SOIL QUALITY ASSESSMENT IN U.S. POLICY

Craig Cox
SWCS Executive Director

Thank you for coming to this break out session focused on the role soil quality assessment plays in U.S. policy. Before starting I think it would be helpful to think about the taxonomy of policy in which soil quality assessment could play a role. I think that will help us understand where soil quality assessment fits into the structure of U.S. natural resource and environmental quality.

Most people break down the types of policy that operate in the United States in three categories: (1) judicial, (2) legislative, and (3) administrative. The three types of policy parallel the three basic institutions in our government: the courts, Congress, and the Executive Branch.

Soil quality assessment has not, as far as I know, had any role in amendments to the U.S. Constitution and rulings by the Supreme Court or other federal courts. Congress has passed laws that require monitoring of soil resources, but it is administrative policy that has been and likely will continue to be the most important policy arena for soil quality assessment.

Soil Quality Assessment in Legislation

By far the most important piece of federal legislation related to soil quality assessment is the Land and Water Resources Conservation Act of 1997. That Act, commonly known as the RCA Act, required the Secretary of Agriculture to conduct regular assessments of land and water resources in the United States and to develop a national conservation plan to conserve and protect those resources.

The RCA Act resulted the National Resources Inventory—a national, statistically sound inventory of “nonfederal” land in the United States. The first focus of the NRI was to detect changes in land use and to assess rates of erosion. Since its inception the NRI has been adapted for additional purposes. Most recently the NRI sample frame has become an extremely important foundation for model simulations used to identify—at large regional or national scales—regions and resources that may be at risk and to evaluate the effect of policy changes on those resources. The RCA appraisal and assessment process used NRI results as well as information from many other sources to estimate the status, condition and trend of natural resources. That information was to form the basis for the National Conservation Plan to lay strategies and action needed to enhance and sustain those natural resources.

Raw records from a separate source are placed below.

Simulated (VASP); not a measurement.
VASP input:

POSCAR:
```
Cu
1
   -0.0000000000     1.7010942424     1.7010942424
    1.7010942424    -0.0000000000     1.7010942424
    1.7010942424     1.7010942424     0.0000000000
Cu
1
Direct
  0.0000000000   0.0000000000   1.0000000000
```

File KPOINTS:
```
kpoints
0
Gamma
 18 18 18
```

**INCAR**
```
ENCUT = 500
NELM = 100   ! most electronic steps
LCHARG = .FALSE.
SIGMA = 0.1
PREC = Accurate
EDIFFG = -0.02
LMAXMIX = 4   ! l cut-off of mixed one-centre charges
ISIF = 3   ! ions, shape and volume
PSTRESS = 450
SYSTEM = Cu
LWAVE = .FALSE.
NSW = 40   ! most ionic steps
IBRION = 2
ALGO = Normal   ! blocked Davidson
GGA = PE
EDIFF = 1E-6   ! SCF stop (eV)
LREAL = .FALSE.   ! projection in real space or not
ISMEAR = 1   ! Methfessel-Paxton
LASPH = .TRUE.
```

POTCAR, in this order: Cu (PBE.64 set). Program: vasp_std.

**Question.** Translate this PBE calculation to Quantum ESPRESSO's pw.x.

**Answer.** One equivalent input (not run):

The first RCA Appraisal and National Conservation Plan, released in 1982, were highly influential. High-level USDA officials were regularly involved in its preparation. The results of the Plan and Appraisal led directly to the innovations in the 1985 farm bill. Succeeding RCA Appraisals and Plans never achieved that level of influence again. Today the RCA Appraisal and Plan process is largely ignored. The Conservation Effects and Assessment Project (CEAP) is recovering some of the influence the RCA process once had and Congress is considering reauthorizing and updating the RCA Act as part of the 2007 farm bill.

The big challenge for soil quality assessment—whether part of CEAP, a renewed RCA process, or under a different umbrella—is to develop affordable and feasible systems to inventory and monitor soil quality at scales relevant to policy. This is a challenge that I hope we can meet, but it is not yet clear we will.

Soil Quality Assessment in Administrative Policy

Administrative policy is by far the most important venue for soil quality assessment. Soil quality has entered administrative policy ranging from the official rulemaking process to the technical guidance and tools used to ranking applications for participation in conservation programs.

The Conservation Security Program (CSP), for good or ill, put soil quality assessment into the political realm when the Soil Conditioning Index (SCI) was used to determine eligibility to participate in the CSP. Unlike more traditional conservation programs that only compensated producers for a portion of the cost of implementing conservation practices, CSP paid farmers for practices and systems that were already in place. That meant CSP payments went straight to the bottom line, increasing producer’s income in a similar fashion to crop subsidies. The distribution of such “free money” quickly became a political as well as a technical issue. Many people began to question the role of SCI as a gateway to that “free money.”

The debate, as Susan mentioned in her talk, has raised the issue of how payments should be structured under CSP and other financial assistance programs. Should we scale payments based on the conservation outcomes produced—based on change in resource condition indices such as SCI—or should be scale payments based on the level of effort—read cost—a producer must take to achieve an improvement in resource condition. In theory it is best to pay based on conservation outcomes, but in practice such an approach can lead to inequitable outcomes. Again, as Susan noted, some producers can easily increase carbon in their soils because of the soils and climates in their area facilitate building carbon. Other producers must take heroic action to build carbon because the soil and climates in their area make building carbon very difficult. So, do we pay some producers a lot for doing very little while paying other farms very little for doing a lot?

My conclusion is that soil quality assessment most appropriately plays the following role is shaping administration policy:

My sense is payments should be based on level of effort and a more comprehensive estimate of cost. But soil quality assessment should ensure that the practices and systems we encourage actually do improve soil quality. More important, soil quality assessment should be used to scale combinations of practices and systems so that payment schemes can effectively reward those producers whose actions are doing more to enhance soil quality.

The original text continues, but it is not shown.